Gov. Scott Walker delivered a passionate defense of Wisconsin’s reforms at the Conservative Political Action Conference on Friday night. The embattled Republican governor used his keynote speech at CPAC to outline what’s at stake in Wisconsin and other states if his budget reforms are rolled back.
“Our most powerful tool is the truth,” Walker told an excited crowd of conservatives, who gave him two standing ovations. He defended his actions as courageous with labor unions mounting a recall campaign to remove him from office. Unions have already financed recall efforts against state senators, losing four of the six campaigns they ran against incumbent Republicans.
Walker said unions are motivated because of the reforms he and the legislature put in place shortly after he took office in 2011. They encompassed a range of issues — tax incentives for job creators, regulatory relief, tort reform and new options for health savings accounts — but the most controversial addressed government unions.
Walker reformed the collective bargaining system in Wisconsin, empowering state and local governments to address budget deficits by asking government employees to make a 5.8% pension contribution (about the national average) and 12.6% health insurance contribution (about half the national average).
“Collective bargaining is not a right,” Walker said. “In the public sector, collective bargaining is an expensive entitlement.”
>> Watch our myth vs. fact video on Walker’s reforms.
Walker said his changes have saved jobs in schools. Just one example is the Kaukauna School District in eastern Wiscsonsin, which turned a $400,000 deficit into a $1.5 million surplus, according to the state’s reform and results website. More teachers were hired in Kaukauna, allowing the district to lower classroom sizes and use the surplus for merit pay.

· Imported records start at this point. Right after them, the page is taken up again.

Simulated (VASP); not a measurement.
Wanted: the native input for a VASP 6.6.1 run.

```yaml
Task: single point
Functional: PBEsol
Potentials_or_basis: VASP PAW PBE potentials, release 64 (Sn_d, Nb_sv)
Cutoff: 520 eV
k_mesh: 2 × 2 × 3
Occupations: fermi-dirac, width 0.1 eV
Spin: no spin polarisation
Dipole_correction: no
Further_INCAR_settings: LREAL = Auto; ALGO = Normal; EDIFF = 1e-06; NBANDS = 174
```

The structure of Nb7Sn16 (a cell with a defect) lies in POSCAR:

“Our reforms end seniority and tenure,” Walker said, noting that talented young teachers no longer face the threat of layoffs simply because they were the last hired. “We can put the best and brightest in our classrooms — and we can keep them there.”
In addition to having a notable impact on school districts, Walker said the reforms enacted last year have transformed the entire business climate in the state. Walked cited a survey from 2010 revealing that just 10 percent of businesses thought Wisconsin was headed in the right direction. That number rose to 94 percent this year.
“We thought more about the next generation than the next election,” Walker said.